Politics

Ted Cruz Calls Flint Water Crisis ‘A Failure At Every Level Of Government’

CREDIT: AP Photo/John Minchillo

Republican presidential candidate, Sen. Ted Cruz, R-Texas speaks during a campaign stop at the Freedom Country Store, Tuesday, Jan. 19, 2016, in Freedom, N.H.

Barnstead, NH — Texas Sen. Ted Cruz became the latest presidential candidate to weigh in on the water crisis in Flint, Michigan, saying during a campaign stop in New Hampshire that “there needs to be accountability” and blaming the government for exposing the city’s residents to lead-contaminated water.

“What’s happened in Flint, Michigan is an absolute travesty,” Cruz said during a press conference. “It is a failure at every level of government, a failure of the city officials, a failure of the county officials, and the men and women of Michigan have been betrayed. Every American is entitled to have access to clean water. and to all the children who have been poisoned by government officials, by their negligence, by their ineptitude, it’s heart-breaking.”

Cruz continued that all of levels of government should be held accountable for the potentially long-lasting health effects.

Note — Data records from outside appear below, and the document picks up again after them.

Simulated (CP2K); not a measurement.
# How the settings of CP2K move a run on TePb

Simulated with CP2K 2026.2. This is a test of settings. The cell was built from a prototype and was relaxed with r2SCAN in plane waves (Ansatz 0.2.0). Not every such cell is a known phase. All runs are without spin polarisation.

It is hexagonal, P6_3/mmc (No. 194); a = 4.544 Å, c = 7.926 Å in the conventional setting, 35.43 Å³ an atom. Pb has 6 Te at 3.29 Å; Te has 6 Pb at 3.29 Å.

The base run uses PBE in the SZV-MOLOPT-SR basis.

“There needs to be accountability as to why dirty water, poisoned water was given to a community that did not deserve this,” the candidate said. “And we need to ensure that there’s accountability to ensure clean water and clean air. and our prayers right now are with the people of Flint, Michigan, that the health consequences of this are not as long-lasting as many fear will be. There needs to be accountability, starting with the city government and all the way up.”

Calls for the resignation of Michigan Gov. Rick Snyder (R) have intensified, and the governor is expected to address the crisis in his state of the state address Tuesday night. Over the weekend, the Obama administration to declare a federal emergency and send millions of dollars in aid to buy residents bottled water, water filters, and lead-testing kits. The federal government has approved $5 million in aid so far, and says they will send more if necessary. Snyder, who is now facing a class action lawsuit from Flint residents, had also requested $96 million and the designation of a “major disaster declaration.”

Cruz’s fellow Republican candidates have generally held off on commenting on the crisis, while Democratic contenders Hillary Clinton and Bernie Sanders have criticized Snyder’s long-delayed response.

Marco Rubio was the first Republican candidate to be asked about the crisis on Monday. But Rubio said he had not been briefed on the issue.

“I’d love to give you a better answer on it,” Rubio said. “It’s just not an issue we’ve been quite frankly fully briefed or apprised of in terms of the role the governor has played and the state has played in Michigan on these sorts of issues.”

Donald Trump was also asked by reporters about the issue during a campaign stop in Iowa, but the frontrunner declined to comment. While he said it’s “a shame” that tens of thousands of people risk lead poisoning, he added, “I shouldn’t be commenting on Flint.”